Unpublished Memoir of Lt. Col. T. G. Barham (24th Va. Cav.)
…On Sunday, the second of April, 1865, I was at Longstreet’s headquarters in consultation with him and Gen’l. Kershaw about the organization of the force when he received a dispatch telling him of the disasters on Gen’l. Lee’s right flank, and directing him to prepare to evacuate the lines covering the front of Richmond during that night. This was the saddest news I ever received, for I knew then that all was lost that I had been battling for. We were almost stricken dumb; brave men who had faced death a thousand times were choked with grief. We said little, in fact none but few of the officers knew what was going on. Rations were cooked – but there were little of these to cook, ammunition issued and the men supposed we were to be attacked or moved to the South side. At 2 o’clock A. M. April the 3rd the move began. My command in the rear of Kershaw’s division, a few cavalry beinging up the rear. Between daylight and sunrise, while we were passing up the banks of James River, the ironclads blew up almost under our feet. The explosion was terrific.

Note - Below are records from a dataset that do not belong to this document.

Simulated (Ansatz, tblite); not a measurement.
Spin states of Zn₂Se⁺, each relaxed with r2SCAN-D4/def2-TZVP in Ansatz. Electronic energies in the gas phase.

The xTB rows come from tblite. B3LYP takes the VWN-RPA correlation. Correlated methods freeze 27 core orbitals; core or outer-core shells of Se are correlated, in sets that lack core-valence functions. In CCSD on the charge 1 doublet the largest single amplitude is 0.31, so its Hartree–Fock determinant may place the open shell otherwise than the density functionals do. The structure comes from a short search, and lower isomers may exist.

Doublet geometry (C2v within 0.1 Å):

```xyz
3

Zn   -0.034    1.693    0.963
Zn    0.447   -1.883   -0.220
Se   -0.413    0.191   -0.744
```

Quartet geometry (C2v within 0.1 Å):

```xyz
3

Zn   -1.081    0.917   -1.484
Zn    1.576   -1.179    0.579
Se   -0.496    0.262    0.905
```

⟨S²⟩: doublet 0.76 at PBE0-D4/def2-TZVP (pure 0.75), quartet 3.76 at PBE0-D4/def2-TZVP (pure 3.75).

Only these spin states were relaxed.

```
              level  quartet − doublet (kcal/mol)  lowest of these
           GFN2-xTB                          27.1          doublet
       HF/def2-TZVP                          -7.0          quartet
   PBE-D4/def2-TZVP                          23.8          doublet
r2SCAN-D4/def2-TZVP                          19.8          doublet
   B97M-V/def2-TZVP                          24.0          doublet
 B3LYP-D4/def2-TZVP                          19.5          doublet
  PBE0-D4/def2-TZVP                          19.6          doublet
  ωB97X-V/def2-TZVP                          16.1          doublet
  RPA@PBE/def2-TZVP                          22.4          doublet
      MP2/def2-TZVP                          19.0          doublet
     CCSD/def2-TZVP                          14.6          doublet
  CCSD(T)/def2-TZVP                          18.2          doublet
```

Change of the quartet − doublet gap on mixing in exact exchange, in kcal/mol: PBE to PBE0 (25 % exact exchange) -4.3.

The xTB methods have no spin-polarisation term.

We began the march into Richmond by way of Cary Street from Rocketts. The scene here defies description and appears to me as some livid dream of horror. The city everywhere near the river was on fire – women and children houseless and screaming, filled the streets with their cries, while bands of thieves of all ages, sexes and colors were plundering wherever they could. Houses not yet on fire were broken open by these wretches, the contents carried away before the eyes of the rightful owners and in many cases the houses fired over their heads when all had been taken away. As we marched up Cary Street the gutters were running with whiskey, which had been poured out into the street, while white men and negroes were giving themselves up to drunken orgies. Appeals of the most heartrending character were made to us for help by women along the line of march, and the temptation was strong to turn the soldiers loose on the howling mob, but I knew that one begun, no man could stop it, no man could tell the end, and that hundreds of innocent people would be hurt. So the men were with difficulty restrained, confining themselves to arresting the most flagrant cases. I don’t think many of these desperadoes ever crossed James River, some were shot in the alleys leading into 14th Street near the river, while others were shot on the bridge and thrown into the river. I was detained by col. Preston Johnson and Gen’l Breckinridge to put out the fire on the canal bridge for the last of the ordnance wagons to pass over, and with these two officers passed over last. We weer the last three men who ever crossed the old bridge, as it was fired as we crossed over, and was consumed.
When I got to Manchester I enquired for the prisoners and was told that they had escaped. I afterwards learned the facts as related above.